USB cables are much easier to route, and can be reused with future devices. USB will be around for a while (and is on just about all computers); parallel is a sinking ship.

In terms of day-to-day performance, you're not looking at a massive difference. But those little advantages for USB outweigh the complete lack of advantages for parallel.
 
OTOH, the parallel port is pretty much useless for anything else, so utilizing it will keep a USB port free for some other device.
 
I've had 2 printers with usb and parallel. They worked fine on win98se, but when installed on XP machines (all faster) they took longer to prepare and sent the work to the printer using parallel. There were also some crashes and artifacts. When switched to the USB interface they worked faster with no artifacts or crashes.

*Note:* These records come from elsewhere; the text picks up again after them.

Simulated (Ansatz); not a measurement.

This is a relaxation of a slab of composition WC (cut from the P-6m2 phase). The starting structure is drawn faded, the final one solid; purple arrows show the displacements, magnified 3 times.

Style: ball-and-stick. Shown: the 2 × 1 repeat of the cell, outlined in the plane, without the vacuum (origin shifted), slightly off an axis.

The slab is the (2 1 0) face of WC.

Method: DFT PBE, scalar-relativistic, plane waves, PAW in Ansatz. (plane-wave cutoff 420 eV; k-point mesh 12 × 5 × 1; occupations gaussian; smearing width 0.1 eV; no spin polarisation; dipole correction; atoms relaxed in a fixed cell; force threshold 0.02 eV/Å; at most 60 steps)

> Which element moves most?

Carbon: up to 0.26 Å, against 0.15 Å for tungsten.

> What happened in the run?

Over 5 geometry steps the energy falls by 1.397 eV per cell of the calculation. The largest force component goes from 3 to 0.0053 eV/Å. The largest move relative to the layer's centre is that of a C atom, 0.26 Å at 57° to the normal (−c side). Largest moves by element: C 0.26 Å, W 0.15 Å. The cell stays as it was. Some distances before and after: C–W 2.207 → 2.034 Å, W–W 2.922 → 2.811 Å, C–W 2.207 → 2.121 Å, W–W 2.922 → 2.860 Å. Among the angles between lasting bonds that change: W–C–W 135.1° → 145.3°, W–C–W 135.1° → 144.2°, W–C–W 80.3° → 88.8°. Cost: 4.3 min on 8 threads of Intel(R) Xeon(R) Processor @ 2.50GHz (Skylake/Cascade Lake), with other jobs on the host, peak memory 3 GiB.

I suspect that no manufacturers are interested in optimizing thier drivers for parallel in XP.


Jim
 
USB will send all the data to the printer immediately and the printer starts to print. Parallel is slower so it sends page 1 and the printer starts to print, and while page 1 prints it sends page 2, then page 2 prints and it sends page 3. Technically speaking the USB is "faster", but because of how the data is sent to the printer there is literally no difference in how long it takes to print 20 pages using USB or 20 pages using parallel.

Use whichever one you have the cables for. If you have some spare parallel cables around the house, use those. There's no sense in buying an expensive USB cable just for some imaginary gains.
 
USB is better if you need to use a long cable, strange as it may sound. With parallel you get increased data transmission skew over a longer cable that USB does not suffer from, being a serial transmission medium.